The week around Martin Luther King's birthday is always a time for introspection and sentimental musings for me because there are several birthdays in the family this week and it is the anniversary of my mother's death 33 years ago.
I made the mistake of not coming to terms with the loss of my mother at the time it happened. Instead, I buried my grief for years. I couldn't even talk about her or my childhood, even though I had a long, happy childhood and loving memories of her, for more than 15 years. Our oldest son Jon, and my daughter Lara also have birthdays that coincide with the anniversary, and I felt that I had to be at least reasonably cheerful for their birthdays.
Fortunately, some friends helped me talk through my feelings, and I came across the book, Motherless Daughters at a bookstore. I didn't have the money to buy it at the time, so I read and cried through it at the store. That was when I realized that it was all right to miss my mother (I still do), and I can honor her memory by the way I choose to live my life. Healing finally came when our sweet granddaughter Alicia Maree was born six years ago on that same date. I felt my mother's spirit when I held that precious newborn, and it gave me a sense of the circle of life.
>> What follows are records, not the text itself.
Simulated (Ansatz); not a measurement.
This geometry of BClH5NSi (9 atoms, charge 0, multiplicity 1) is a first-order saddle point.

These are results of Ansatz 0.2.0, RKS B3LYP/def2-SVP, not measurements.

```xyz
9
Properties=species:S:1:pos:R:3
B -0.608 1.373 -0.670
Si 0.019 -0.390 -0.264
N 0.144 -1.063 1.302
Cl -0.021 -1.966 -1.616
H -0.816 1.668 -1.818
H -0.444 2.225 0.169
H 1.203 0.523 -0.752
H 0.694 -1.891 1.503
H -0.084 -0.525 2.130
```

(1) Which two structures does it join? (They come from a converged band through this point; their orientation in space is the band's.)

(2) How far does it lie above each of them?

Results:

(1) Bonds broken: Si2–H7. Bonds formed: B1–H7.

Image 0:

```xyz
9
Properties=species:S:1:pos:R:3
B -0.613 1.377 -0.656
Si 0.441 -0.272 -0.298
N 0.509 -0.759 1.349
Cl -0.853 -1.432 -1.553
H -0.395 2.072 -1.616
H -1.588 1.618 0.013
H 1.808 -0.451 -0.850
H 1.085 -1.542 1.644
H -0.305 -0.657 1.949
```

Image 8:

I spent part of the long weekend sorting through old family pictures, looking at images of the family as they were growing up and wondering where the time went. My problem is that I am hopelessly sentimental and have SO MANY pictures (boxes of them, to be honest) that I get overwhelmed trying to sort through them. I start organizing them, then end up putting the pictures back because I run out of time. And they sit for several more months before I get brave enough to try again. This time I left the boxes in the living room to motivate me to go through them sooner rather than later. Notice that I don't say HOW soon that will be? David and I were joking about my problem, and I told him the good news is that I don't have any more film to develop and I will never get duplicate photos again. Thank goodness for digital cameras!
I've been working on writing a series of stories about service for the magazine, and have also been watching the developments in Haiti; my heart goes out to those who are suffering such unimaginable pain and to those who are there trying to help them. It restores my faith in mankind to see such outpouring of love and help from around the world. I am also grateful for the opportunity to contribute to the Church's efforts to help.
It seems appropriate to consider Martin Luther King Jr.'s words on the subject: "Agape is understanding, creative, redemptive goodwill toward all men. Agape is an overflowing love, which seeks nothing in return. Theologians would say that it is the love of God operating in the human heart. When you rise to love on this level, you love all men not because you like them, not because their ways appeal to you, but you love them because God loves them."
Or, as King Benjamin taught his people in the Book of Mormon: "When you are in the service of your fellow beings ye are only in the service of your God." (Book of Mormon, Mosiah 2:17)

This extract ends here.